Saturday, July 13, 2013

Booth Tarkington, ALICE ADAMS

Rather than creating a new post, I'll just update the pre-meeting one:

Booth Tarkington is a favorite of mine. He really seems to have fallen out of currency, so I’m always happy to introduce him to new readers. He was a popular and prolific author in the first half of the 20th century, winning the Pulitzer twice, for THE MAGNIFICENT AMBERSONS and ALICE ADAMS. His PENROD books, about a pre-WWI boyhood, used to be standard children’s literature (although their language and style, not to mention unreconstructed racial attitudes, make them adults-only fare today).

I’m fascinated by people’s reaction to Alice Adams herself – people leap to attack or defend her as a person, rather than a character in a book. Always fun at a roundtable!

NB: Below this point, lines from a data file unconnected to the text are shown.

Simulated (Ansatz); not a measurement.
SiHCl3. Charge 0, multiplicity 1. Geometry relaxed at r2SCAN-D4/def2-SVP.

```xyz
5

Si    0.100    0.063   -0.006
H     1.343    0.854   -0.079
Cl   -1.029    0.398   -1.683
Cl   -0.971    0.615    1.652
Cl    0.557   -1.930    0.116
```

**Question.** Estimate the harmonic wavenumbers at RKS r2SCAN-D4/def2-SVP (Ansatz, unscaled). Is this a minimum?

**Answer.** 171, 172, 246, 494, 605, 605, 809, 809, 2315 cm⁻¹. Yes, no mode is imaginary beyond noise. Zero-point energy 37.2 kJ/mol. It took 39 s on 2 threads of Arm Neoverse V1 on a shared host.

Tarkington is a very cinematic writer – although he didn’t write directly for the screen, and isn’t averse to entering characters’ minds, he does tend to give you the story in actions and images, e.g. Alice’s violets. He may well be best known today as the author of the source novel for Orson Welles’s mutilated masterpiece THE MAGNIFICENT AMBERSONS. The 1935 film adaptation of ALICE ADAMS is very interesting (aside from perfect casting of Katherine Hepburn and a great Hattie McDaniel cameo) because it follows the book faithfully up to the very end, then slaps on a Hollywood ending (as opposed to the much more interesting and cinematic ending of the book) at the last minute. Perhaps a screening is in order?

Tarkington is great on environments – especially in AMBERSONS, but also here, he shows/tells how a city changes over the years, how neighborhoods come down in the world building by building, how the city spreads into the surrounding country. (Movies again: I’d be fascinated to see how this could be done with today’s CGI.) He’s also a regionalist – while the term wasn’t invented then, it’s nice to have a story set in “flyover country.”

Isn’t it amazing to think that ALICE ADAMS and THE GREAT GATSBY were written and set so few years apart? They’re both about strivers reinventing themselves, but what a difference!

Poor Alice Adams didn’t get much love from those assembled – nor did ALICE ADAMS. (I’ve started reading HALF OF A YELLOW SUN, and I admit the contrast was jarring.) Michel made an interesting comparison to Austen, what with the fluttering mother and the push to advantageous matrimony, while pointing out the very American “money is family” motif. Phoebe went on at length about the weird jester/truthteller/Greek chorus role played by “colored” [very much sic] characters in Tarkington’s works.

Esprit d’escalier (also known as “she who writes the minutes gets the last word”) here, my apologies:  there was fairly heated argument over Alice’s refusal to acknowledge that she did NOT have a place in the world she wanted to belong to, together with thundering condemnation of her way of embroidering the truth. I’m reminded of the reaction to Renée in LA CUREE – there seems to be an expectation that the protagonist obtain, absolutely ex nihilo, standards and resources belonging to our world rather than hers. All responsibility is placed on her shoulders, with no thought given to the shaping force of environment. Don’t forget that Alice Adams is 22 – effectively 18, since she hasn’t gone to college and has pretty much been in suspended animation since she left high school. (Department of “How far have we come, really?”: Has anyone seen FRANCES HA, whose protagonist is 27 and lives in NYC in the 21st century?) To the Comments for ripostes!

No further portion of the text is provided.